Treasury Secretary Steve Mnuchin’s bank dramatically ramped up its foreclosures of homes owned by senior citizens in the months before he joined President Donald Trump’s administration, according to government data newly released under the Freedom of Information Act.
The revelations from the U.S. Department of Housing and Urban Development come as the agency’s auditors released a new report showing the insurance fund for taxpayer-backed mortgages has been hemorrhaging thanks to foreclosures on reverse mortgages to the elderly. The losses, the report found, were about $14.2 billion.
“It’s absolutely outrageous and completely wrong,” said Julia Weick, an 87-year-old retired secretary who took out an adjustable rate, reverse mortgage on her Maui home. The government-backed loans allow Americans 62 and older to take equity out of their homes.
Weick is suing Financial Freedom Senior Funding over a foreclosure that started with a dispute over which hurricane insurance Weick needed to buy – and an unpaid bill for it. The dispute began in 2015, when Mnuchin headed Financial Freedom’s parent company. The foreclosure followed last May, when he had stepped down but was still a board member and major shareholder. Weick continues to fight the bank in court.
The data was requested by two nonprofit groups, the California Reinvestment Coalition and Jacksonville Area Legal Aid. It showed Financial Freedom Senior Funding foreclosed on 6,990 homes between April and December 2016, an average of 777 per month. That compared to an average of 193 foreclosures per month over the previous seven years.
Financial Freedom was a division of the Mnuchin-run OneWest Bank, which merged with the CIT Group in 2015. Mnuchin stayed on, serving on the company’s board of directors until Trump appointed him to head the U.S. Department of the Treasury last December.
In May, the company paid $89 million to settle claims brought by the Department of Justice that it had bilked taxpayers out of mortgage insurance through fraudulent foreclosures.
Reveal from The Center for Investigative Reporting attempted to contact Mnuchin through the Treasury Department’s press office but received no response by publication time.

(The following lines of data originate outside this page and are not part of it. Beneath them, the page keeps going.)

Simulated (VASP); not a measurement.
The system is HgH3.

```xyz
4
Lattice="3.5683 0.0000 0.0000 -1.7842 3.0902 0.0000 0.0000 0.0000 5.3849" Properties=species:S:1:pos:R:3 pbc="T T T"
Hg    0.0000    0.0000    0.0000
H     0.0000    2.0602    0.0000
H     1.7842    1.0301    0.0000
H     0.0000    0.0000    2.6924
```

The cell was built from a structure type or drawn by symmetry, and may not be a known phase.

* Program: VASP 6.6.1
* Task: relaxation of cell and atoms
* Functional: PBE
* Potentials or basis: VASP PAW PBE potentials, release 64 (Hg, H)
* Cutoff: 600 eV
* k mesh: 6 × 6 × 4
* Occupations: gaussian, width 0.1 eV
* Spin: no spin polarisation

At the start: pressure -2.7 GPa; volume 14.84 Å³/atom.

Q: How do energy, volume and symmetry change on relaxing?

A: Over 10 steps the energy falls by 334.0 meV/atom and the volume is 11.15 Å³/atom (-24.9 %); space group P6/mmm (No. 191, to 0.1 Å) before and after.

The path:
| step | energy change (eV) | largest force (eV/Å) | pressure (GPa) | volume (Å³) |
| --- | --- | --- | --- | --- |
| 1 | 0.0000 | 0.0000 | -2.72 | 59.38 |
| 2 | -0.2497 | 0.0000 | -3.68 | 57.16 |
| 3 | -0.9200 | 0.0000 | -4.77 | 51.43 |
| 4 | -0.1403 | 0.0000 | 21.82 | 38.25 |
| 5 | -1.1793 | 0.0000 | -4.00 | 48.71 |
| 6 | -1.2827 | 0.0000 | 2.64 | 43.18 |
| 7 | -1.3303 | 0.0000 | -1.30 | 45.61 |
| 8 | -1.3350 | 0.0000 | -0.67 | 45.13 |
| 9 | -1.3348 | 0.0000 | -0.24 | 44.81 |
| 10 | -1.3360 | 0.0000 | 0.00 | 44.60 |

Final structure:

Asked to comment on its escalating number of foreclosures and the weakened state of the government insurance fund, CIT spokeswoman Gina Proia provided this statement via email: “We service reverse mortgage loans in accordance with HUD guidelines and when there are changes to those guidelines, we adapt our process to align with the requirements.”
After being sworn in as treasury secretary, Mnuchin sold his stock in the company, taking in at least $38 million – and perhaps as much as $162 million – according to documents on file with the Office of Government Ethics. He also received $11 million in severance.
HUD spokesman Brian Sullivan said the auditor’s report showed the number of reverse-mortgage foreclosures was putting financial pressure on the Federal Housing Administration’s insurance fund. That trend was in turn leading to higher insurance fees on all FHA mortgages, including the agency’s flagship program that helps working-class, first-time homebuyers.
“This smaller reverse-mortgage program is putting an economic drain on the entire fund,” he said. Mortgages for the elderly, Sullivan said, are essentially “being subsidized by younger borrowers just starting out in homeownership. There are fairness questions and risk questions.”
Nevertheless, Sullivan said he doubted that there had actually been a spike in foreclosures last year and accused the community groups who obtained the data of “mixing apples and oranges” in their analysis. CIT, however, did not dispute the figures.
The groups compared data they received through FOIA last year, which showed 16,220 foreclosures by Financial Freedom between April 2009 and April 2016, with newly released data that covered April 2009 to December 2016. It showed 23,210 foreclosures. The difference between the two was 6,990 in nine months, or an average of 777 a month.
“It doesn’t seem like they know what is behind the huge increase in foreclosures,” Kevin Stein, deputy director of the California Reinvestment Coalition said of HUD. “This is concerning as they are the regulator.”
Sullivan also argued that there were few cases like Weick’s – where a foreclosure occurred because of a dispute over insurance or property tax. In nearly all cases, he said, reverse-mortgage foreclosures took place because the borrower died.
But Stein, of the California Reinvestment Coalition, doesn’t buy that explanation.
“This flies in the face of attorneys and advocates who see people being foreclosed on,” he said, “and it runs counter to HUD’s own data showing 90,000 borrowers were behind on taxes or insurance this year.”
And, Stein added, HUD’s pushback failed to consider cases where a surviving spouse or family member sought to purchase the home after the borrower died, a right that is protected by the law that governs reverse mortgages.
Meanwhile, the investment firm that bought Financial Freedom as part of its merger with Mnuchin’s OneWest Bank is moving on from the reverse-mortgage business.
In October, CIT announced it was selling Financial Freedom for an undisclosed sum to an undisclosed buyer. Contacted for this story, Proia, the CIT spokeswoman, declined to elaborate. According to a company press release, the deal is likely to be completed in the second quarter of 2018.